The continual restocking of wild fish populations with hatchery reared fish plays a major role in conserving recreational fisheries for trout (e.g. Halverson, 2008). However, the extent to which restocking enhances fisheries that include both wild and hatchery produced fish is often poorly understood, due to difficulties in accurately identifying the origin of fish caught during recapture surveys. Monitoring restocking is a crucial part of fisheries management, and it may be necessary in the future to mark or tag all hatchery produced fish pre-release for the purpose of ensuring best-practice fisheries management.
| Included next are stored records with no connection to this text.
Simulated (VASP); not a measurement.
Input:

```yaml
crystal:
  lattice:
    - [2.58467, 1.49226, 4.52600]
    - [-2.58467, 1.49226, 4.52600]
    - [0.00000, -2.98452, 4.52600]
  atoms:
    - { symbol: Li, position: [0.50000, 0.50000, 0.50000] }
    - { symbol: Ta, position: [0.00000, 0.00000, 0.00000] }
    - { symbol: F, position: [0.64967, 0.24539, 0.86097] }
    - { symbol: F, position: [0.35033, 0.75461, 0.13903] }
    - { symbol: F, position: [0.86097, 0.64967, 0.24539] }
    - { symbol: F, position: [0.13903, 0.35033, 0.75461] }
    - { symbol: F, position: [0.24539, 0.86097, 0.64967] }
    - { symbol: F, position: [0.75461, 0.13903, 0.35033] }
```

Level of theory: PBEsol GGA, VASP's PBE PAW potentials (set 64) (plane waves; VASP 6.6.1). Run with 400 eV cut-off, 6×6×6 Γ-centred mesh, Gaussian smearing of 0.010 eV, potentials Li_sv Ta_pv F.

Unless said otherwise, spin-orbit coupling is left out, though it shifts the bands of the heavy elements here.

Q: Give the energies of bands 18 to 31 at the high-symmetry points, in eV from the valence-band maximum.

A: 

There are numerous mass marking methods that have been used for marking hatchery reared salmonids for monitoring purposes (Hammer and Blankenship, 2001), for example adipose fin clipping (Johnsen and Ugedal, 1988, Vander Haegen et al., 2005), coded wire tags (Johnson, 1990, Courtney et al., 2000), otolith thermal marking (Volk et al., 1999, Morita et al., 2013), calcein marking (Negus and Tureson, 2004, Stubbing and Moss, 2007) and to a lesser extent, alizarin complexone (Van der Walt and Faragher, 2003) and otolith dry marking (Rogatnykh et al., 2001). Of these, adipose fin clipping by itself or combined with another tag is the most widely used method to help assess trout stocking (e.g., Armstrong, 1949, Hayes and Livingstone, 1955, Baxter et al., 1988, Vander Haegen et al., 2005). However, if no automated system is available, adipose fin clipping is done by hand, meaning the process is time consuming. In addition, recent studies suggest there are possible side effects of adipose fin clipping on swimming ability (Reimchen and Temple, 2004, Buckland-Nicks et al., 2011), which may have a fitness cost for released fish.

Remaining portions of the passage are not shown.